Drachma informs Vyse and Pippi that as soon as he restocks the ship, he’s leaving without them. I would think that this would be a good thing, since he punched Vyse in the face earlier, but the expressions on their faces are just as horrified as mine would be if I found out that Square was going to remake Final Fantasy X with a Tidus/Auron sex scene in it. “Hey, wait a second! We have no ship! Are you planning to just strand us here?!” Yes, he is — but not before randomly telling them about his plan to find a new cannon capable of defeating Rhaknam. And with that, he walks into the bar.
Rather than find another ship with a less ornery captain, Vyse and Pippi are determined to make Drachma change his mind. They decide to talk to people around town and see if they can find out any information that will accomplish this. Hmm…I wonder if said information will have anything to do with the new cannon?

Her lips remind me of when I was a kid and we used to get those malted milk easter egg candies and use them as lipstick.
After the screen goes black, another helpful message informs us that Drachma has left the party. Well, no shit, random message.
Vyse and Pippi’s first stop is at the Sailors’ Guild, where we learn about the fascinating discovery system in the game. Basically, you get money and fame for discovering hidden places scattered around the map. Moving on.
There’s a little kid named Pinta in the weapon shop, and he wants to find items from all over the world. It just so happens that Vyse is planning to travel around the world. They work out a deal where Pinta will search for items for Vyse, and the more places Vyse travels, the more places Pinta can search. Isn’t that neato? Unfortunately, I don’t have enough room on my VMU to do this mini-quest. Damn you, Dreamcast.
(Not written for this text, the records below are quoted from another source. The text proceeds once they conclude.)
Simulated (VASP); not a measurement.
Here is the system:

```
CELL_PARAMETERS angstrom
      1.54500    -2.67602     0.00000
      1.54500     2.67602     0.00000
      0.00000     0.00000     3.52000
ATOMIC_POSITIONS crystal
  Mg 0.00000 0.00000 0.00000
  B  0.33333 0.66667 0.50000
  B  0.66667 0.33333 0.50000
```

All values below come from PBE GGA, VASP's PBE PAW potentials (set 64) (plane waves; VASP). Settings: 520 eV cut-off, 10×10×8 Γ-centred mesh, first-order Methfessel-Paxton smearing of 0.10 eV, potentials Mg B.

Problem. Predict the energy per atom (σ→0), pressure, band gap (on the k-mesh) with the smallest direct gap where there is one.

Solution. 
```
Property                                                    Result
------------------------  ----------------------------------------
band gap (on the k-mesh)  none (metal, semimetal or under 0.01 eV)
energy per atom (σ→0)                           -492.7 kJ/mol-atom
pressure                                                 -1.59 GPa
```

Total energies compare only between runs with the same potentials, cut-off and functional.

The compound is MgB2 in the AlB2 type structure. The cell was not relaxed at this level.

In the ship parts store, the merchant (who, it appears, does not realize that the 70’s are over), is all “Hey, random people, I’m randomly going to offer to tell you some really cool information. Would you like to hear it?” Hmm, I wonder what this could be about? It just so happens that the Ship Parts Merchant in Valua is selling a “Harpoon Cannon”. Let’s see…..Drachma + Talking about a new cannon + Trying to kill a whale + Harpoon Cannon in Valua + Vyse and Pippi trying to get to Valua = WOW ISN’T THAT A SUPER COOL COINCIDENCE? Pippi also connects the dots, and it’s time to head back to the bar to make Drachma change his mind.
Drachma’s still as bitchy as ever. He tells Vyse not to call him “Captain” since they’re not sailing together anymore. “Really? Oh, that’s too bad,” Pippi says. “I heard about a cannon that might be able to take out Rhaknam, but since you’re no longer sailing with us…I guess it doesn’t matter…” You go girl! Drachma is interested in her proposition, of course. Oh, get your minds out of the gutter. Vyse tells him all the stuff we already learned about the Harpoon Cannon and asks Drachma to take them along. Do I have to keep recapping this? I feel like I’m repeating myself even more than usual.
Drachma doesn’t bite right away. Okay, get your minds out of the gutter again. He thinks the kids are just trying to trick him. Luckily, Polly, the buxom and overly made-up owner of the tavern, supports their story. Drachma is still skeptical, even though he and Polly apparently go way back and she isn’t in the habit of lying to him. “And besides, I can tell these kids aren’t lying by the looks in their eyes,” she says. Imagine that — someone in an RPG who can read eyes. Drachma finally gives in. He says that Vyse and Pippi will have to work all the way there. If I have to move any more boxes, I will scream.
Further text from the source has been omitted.